Excerpted From: Leah M. Watson, The Anti-“Critical Race Theory” Campaign - Classroom Censorship and Racial Backlash by Another Name, 58 Harvard Civil Rights-Civil Liberties Law Review 487 (Summer, 2023) (477 Footnotes) (Full Document)


LeahWatson“Ignorance allied with power is the most ferocious enemy justice can have.” - James Baldwin

Since the racial reckoning of 2020 following the killings of George Floyd, Breonna Taylor, and Ahmaud Arbery, references to “critical race theory” in schools have become a rallying cry for conservatives who seek to keep students ignorant of racism and oppression in America. I use quotations because the phrase “critical race theory” has been co-opted by conservatives to misleadingly reference a range of speech describing race, the systemic nature of racism, and anti-racism efforts. Critical race theory is a framework primarily utilized in higher education to track and challenge the ways racism is built into American institutions. Critical race theorists do not teach students to hate any group, seek to divide Americans, or reduce complex identities only to racial classifications. But, this fight isn't limited to critical race theory. Conservatives seek to erase all meaningful discussions of race or racism in schools, including (1) classroom instruction on systemic discrimination that helps students process the events they study and the world around them; (2) culturally responsive teaching, which builds upon students' lived experiences to further academic engagement, develop positive social identity, and foster critical thinking skills; and (3) critical race theory. Collapsing these three concepts, collectively “race conscious instruction,” under the banner of “critical race theory” is a deliberate effort by conservatives to minimize the wide range of speech they seek to censor.

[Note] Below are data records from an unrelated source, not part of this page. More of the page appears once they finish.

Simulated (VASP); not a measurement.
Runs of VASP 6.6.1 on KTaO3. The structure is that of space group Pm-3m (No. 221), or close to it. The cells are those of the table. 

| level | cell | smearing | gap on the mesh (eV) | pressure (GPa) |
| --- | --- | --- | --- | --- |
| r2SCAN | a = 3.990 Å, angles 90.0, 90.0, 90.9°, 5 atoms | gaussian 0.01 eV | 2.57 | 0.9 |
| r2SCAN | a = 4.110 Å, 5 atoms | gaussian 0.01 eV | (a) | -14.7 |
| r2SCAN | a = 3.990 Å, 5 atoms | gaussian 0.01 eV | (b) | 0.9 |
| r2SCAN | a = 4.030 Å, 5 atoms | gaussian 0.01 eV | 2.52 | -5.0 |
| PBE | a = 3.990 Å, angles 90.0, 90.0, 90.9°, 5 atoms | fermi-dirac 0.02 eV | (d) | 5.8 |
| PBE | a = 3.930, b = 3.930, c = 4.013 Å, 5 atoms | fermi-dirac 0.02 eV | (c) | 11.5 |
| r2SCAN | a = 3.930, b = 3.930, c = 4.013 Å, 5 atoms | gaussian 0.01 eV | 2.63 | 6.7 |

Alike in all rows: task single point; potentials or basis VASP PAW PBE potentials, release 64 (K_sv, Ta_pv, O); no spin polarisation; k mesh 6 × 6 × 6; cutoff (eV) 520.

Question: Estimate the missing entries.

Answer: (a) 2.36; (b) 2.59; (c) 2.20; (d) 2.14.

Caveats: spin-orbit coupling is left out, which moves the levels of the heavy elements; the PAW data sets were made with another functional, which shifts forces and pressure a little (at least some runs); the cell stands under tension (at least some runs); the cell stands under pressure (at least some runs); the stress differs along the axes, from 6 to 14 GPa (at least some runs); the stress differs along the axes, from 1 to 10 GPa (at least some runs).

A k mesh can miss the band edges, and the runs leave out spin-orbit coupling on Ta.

Legislation prohibiting race conscious instruction has been introduced in 45 states since January 2021. Censorship efforts spread like wildfire in 2022, with the number of bills introduced increasing by more than 250 percent compared to 2021. By January 2022, 35 percent of all primary and secondary (K-12) students, or 17.7 million students, attended districts that experienced some form of a local campaign to end “critical race theory” in classrooms. These efforts were not limited to K-12 classrooms; 30 percent of 2021 classroom censorship bills and 39 percent of 2022 classroom censorship bills applied to higher education. This movement has significantly reduced, or altogether silenced, discussions of racism and sexism in classrooms, essentially operating as an educational gag order on these topics.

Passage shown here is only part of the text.